South India’s spice hero, this is the magic bullet for households where everything needs to be tasty.
Sprinkle a little Gunpowder on a dish and it instantly lifts it. It can be sprinkled over dosas to wonderful effect. It is awesome stirred into lentils or rice with a little oil or ghee. Try it as a dry dip for idlis and you’ll be happy you did.
Gunpowder Spice Mix
- ½ cup idli rice
- 6 ounces urad dal
- 2 tablespoons chana dal
- 7 whole dried Kashmiri chiles
- 15 dried curry leaves
- 2 teaspoons asafoetida
- 1 cinnamon stick
- seeds from 3 green cardamom pods
- 2 teaspoons black peppercorns
- 1 teaspoon sesame seeds
- a pinch of sea salt
- Set a large skillet over medium heat. Add the idli rice, urad dal, and chana dal and dry-roast for 2–3 minutes or until the mixture turns light brown in color. Transfer to a plate, spread out evenly and let sit to cool.
- Add the chiles to the same pan and dry-roast for 30 seconds.

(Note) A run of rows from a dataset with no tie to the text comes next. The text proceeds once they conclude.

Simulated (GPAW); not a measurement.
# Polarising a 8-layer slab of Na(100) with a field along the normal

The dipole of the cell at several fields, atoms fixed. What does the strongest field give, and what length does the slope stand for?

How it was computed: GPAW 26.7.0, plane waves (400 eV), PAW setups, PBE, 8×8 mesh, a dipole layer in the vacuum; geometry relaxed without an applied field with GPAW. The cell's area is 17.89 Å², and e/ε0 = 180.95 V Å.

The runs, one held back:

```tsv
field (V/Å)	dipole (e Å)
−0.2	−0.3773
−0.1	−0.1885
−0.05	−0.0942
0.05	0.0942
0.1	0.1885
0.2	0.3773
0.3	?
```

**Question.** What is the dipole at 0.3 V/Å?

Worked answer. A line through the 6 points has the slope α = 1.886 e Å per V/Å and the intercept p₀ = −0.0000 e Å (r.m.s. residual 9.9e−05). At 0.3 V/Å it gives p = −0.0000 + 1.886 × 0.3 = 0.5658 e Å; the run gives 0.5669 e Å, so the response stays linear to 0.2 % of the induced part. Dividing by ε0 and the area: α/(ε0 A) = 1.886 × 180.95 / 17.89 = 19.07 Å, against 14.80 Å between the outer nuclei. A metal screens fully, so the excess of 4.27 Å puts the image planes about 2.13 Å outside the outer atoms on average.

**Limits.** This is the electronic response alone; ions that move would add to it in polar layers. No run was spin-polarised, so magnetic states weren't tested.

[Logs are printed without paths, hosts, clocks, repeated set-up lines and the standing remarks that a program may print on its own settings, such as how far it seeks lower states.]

- Remove the chiles from the pan and add to cool with the toasted rice and dal. Mix the dried curry leaves in, spread out the mixture evenly and let sit to cool for 15 minutes.
- Add the remaining ingredients and grind in a spice or coffee grinder or mortar and pestle to a slightly coarse powder.
- Store in an airtight container in a cool place for up to 6 months. Makes enough to fill a half-pint jar.